Admittedly, the last few days may well have been a bit out of the norm at the BBC, but CIO UK has a couple of interesting articles about the priorities of Tiffany Hall, BBC CIO.

The first article is a brief ‘day in the life‘ – the kind of piece that’s always worth bearing in mind in planning techniques that could realistically fit within a decision-maker’s daily routine. It’s interesting to see further proof of our own research into the challenges of persuading senior contacts to attend events. We found that senior decision-makers receive an average of one invite every day but only attend 5 in a whole year – meaning that the content, topic and invitation process has to be spot-on. Tiffany seems to be at around the average for invitations but above average for attendance!

Evening I have been invited to more work dinners since I started this job than the entire rest of my career. I could be dining out every night of the week.”

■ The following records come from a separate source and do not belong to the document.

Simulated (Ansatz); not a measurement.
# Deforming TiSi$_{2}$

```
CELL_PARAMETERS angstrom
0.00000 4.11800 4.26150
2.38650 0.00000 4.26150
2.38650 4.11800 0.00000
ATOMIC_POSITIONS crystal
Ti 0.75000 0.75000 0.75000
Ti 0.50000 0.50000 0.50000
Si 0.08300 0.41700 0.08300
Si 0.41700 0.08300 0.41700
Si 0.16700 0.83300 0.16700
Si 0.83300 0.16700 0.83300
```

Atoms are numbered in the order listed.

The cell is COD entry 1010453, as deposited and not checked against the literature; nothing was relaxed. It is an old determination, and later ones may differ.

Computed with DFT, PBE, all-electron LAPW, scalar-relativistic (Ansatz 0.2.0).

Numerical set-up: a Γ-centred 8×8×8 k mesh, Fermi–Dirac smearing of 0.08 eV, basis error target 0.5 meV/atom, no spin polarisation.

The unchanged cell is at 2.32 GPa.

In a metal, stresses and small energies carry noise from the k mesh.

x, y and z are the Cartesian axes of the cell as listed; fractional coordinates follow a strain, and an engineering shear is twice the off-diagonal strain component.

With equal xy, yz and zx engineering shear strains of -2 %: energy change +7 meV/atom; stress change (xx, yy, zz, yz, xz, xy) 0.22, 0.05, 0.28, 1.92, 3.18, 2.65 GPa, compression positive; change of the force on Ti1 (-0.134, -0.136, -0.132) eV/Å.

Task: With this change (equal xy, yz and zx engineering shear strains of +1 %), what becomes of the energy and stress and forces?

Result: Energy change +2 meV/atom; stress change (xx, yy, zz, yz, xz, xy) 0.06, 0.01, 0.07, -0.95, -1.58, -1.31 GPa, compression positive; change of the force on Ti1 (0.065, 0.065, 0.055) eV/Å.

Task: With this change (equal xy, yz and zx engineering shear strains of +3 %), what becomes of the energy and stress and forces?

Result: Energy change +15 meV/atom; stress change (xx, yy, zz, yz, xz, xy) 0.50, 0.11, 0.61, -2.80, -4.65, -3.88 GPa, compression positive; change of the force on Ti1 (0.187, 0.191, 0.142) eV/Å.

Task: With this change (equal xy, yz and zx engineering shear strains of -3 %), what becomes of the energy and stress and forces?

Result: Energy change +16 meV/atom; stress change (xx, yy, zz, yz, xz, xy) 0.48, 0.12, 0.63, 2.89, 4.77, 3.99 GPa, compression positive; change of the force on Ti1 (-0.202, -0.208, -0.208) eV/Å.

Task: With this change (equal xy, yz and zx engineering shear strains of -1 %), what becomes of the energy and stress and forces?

The second, longer, article goes into more details around current BBC IT challenges and priorities. It discusses some of 2010’s headline issues of information management, standardisation and consumerisation of IT, and also references some of the ‘day to day’ projects that seem to be rising up CIO agendas this year:

“We have reached the stage in the lifecycle of our legacy business systems when we are having a good, long, hard look at that and seeing whether now is the time to divert some of our priorities back into the business systems infrastructure…This hasn’t been a great focus for my predecessors over the last few years, simply because of where the BBC’s priorities were. I am getting a very clear steer from my stakeholders out there in the BBC business that, much as they want to put the money into costume dramas and all the rest of it, we do need some better back-office functions. Traditional back-office stuff around Outlook, when are we going to Windows 7… all of that stuff is very much on the radar.”